MIT scientists are breaking new ground in the realm of artificial intelligence, with their latest project tackling the daunting task of explaining the behavior of neural networks. According to a report from MIT News, MIT researchers at the Computer Science and Artificial Intelligence Laboratory (CSAIL) have developed a novel method which leverages AI to autonomously investigate and elucidate the complex inner workings of other AI systems.
At the core of this innovation lies the "automated interpretability agent" (AIA), a system that mimics a scientist's experiential method. With the help of pretrained language models, these AIAs actively intervene in other systems, ranging from singular neurons to large models, just like a detective examining evidence clues, they test and seek explanations for their functions. Despite their technological sophistication, these interpretability agents are far from perfect, with their descriptions being accurate only about half the time as per findings in the new "function interpretation and description" (FIND) benchmark.
The FIND benchmark provides a controlled environment with functions that mirror the computations within trained networks, enabling a standardized evaluation of AI interpretability methods. For researchers, MIT News explains, it offers the opportunity to compare these AI explanations against detailed descriptions within the benchmark, allowing a more nuanced understanding of how effectively AI systems can mirror human deductive reasoning. The benchmark contains elements like synthetic neurons that emulate real ones in language models, specifically designed to test an AIA's ability to discern and interpret varied computational behaviors.
Sarah Schwettmann, one of the lead authors of the study and a MIT CSAIL research scientist, highlighted the potential of this approach, telling MIT News, “The AIAs’ capacity for autonomous hypothesis generation and testing may be able to surface behaviors that would otherwise be difficult for scientists to detect. It’s remarkable that language models, when equipped with tools for probing other systems, are capable of this type of experimental design,”
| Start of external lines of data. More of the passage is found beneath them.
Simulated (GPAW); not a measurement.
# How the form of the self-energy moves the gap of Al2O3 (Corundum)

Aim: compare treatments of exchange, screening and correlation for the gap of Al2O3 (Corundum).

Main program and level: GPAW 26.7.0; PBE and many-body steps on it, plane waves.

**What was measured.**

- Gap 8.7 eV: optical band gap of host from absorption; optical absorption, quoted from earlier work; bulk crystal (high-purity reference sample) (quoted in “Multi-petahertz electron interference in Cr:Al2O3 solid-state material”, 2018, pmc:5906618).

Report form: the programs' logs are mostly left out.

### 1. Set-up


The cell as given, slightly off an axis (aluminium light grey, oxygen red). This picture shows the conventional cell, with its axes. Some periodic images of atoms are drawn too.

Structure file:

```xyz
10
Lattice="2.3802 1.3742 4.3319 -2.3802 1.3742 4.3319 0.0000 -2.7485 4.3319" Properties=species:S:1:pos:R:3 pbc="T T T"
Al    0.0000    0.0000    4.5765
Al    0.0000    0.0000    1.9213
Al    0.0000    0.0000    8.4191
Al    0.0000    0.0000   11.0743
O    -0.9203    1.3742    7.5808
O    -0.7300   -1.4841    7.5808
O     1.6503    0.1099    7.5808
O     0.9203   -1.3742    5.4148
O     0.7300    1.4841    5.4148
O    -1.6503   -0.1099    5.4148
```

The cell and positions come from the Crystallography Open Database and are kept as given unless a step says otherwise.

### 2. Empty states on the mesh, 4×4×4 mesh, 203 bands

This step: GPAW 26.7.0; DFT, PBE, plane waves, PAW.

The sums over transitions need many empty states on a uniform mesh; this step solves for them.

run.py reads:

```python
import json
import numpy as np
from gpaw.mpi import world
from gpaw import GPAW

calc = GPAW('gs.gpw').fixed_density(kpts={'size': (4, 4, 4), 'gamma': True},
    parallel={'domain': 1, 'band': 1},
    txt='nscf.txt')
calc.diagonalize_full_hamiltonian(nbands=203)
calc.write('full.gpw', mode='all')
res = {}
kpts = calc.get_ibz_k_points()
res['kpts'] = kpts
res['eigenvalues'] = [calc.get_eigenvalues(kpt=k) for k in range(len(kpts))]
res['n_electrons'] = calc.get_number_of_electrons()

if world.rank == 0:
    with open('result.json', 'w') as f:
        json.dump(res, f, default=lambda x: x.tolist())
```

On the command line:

Even though AIAs represent a promising stride in the direction of demystifying AI behaviors, they still stumble when it comes to the finer points of certain functions. Co-lead author Tamar Rott Shaham, a postdoc at CSAIL, acknowledged the limitations and talked about integrating specific inputs to guide AIAs' exploration to substantially improve interpretation accuracy. The team's ambitions don't end there; they are developing a toolkit intended to enhance AIAs' capabilities to perform even more precise tests on neural networks. The ultimate aim, as per MIT researchers, is to create automated systems capable of auditing other AI systems, possibly contributing to safer deployment of technology in critical applications like autonomous driving and facial recognition.
The work, as reported by MIT News, was shared at the NeurIPS conference in December 2023, signaling a significant milestone in the quest towards greater AI transparency and accountability. The research has been backed by a range of sponsors, including the MIT-IBM Watson AI Lab and the U.S. National Science Foundation, reflecting the broad support for advancements in understanding AI systems.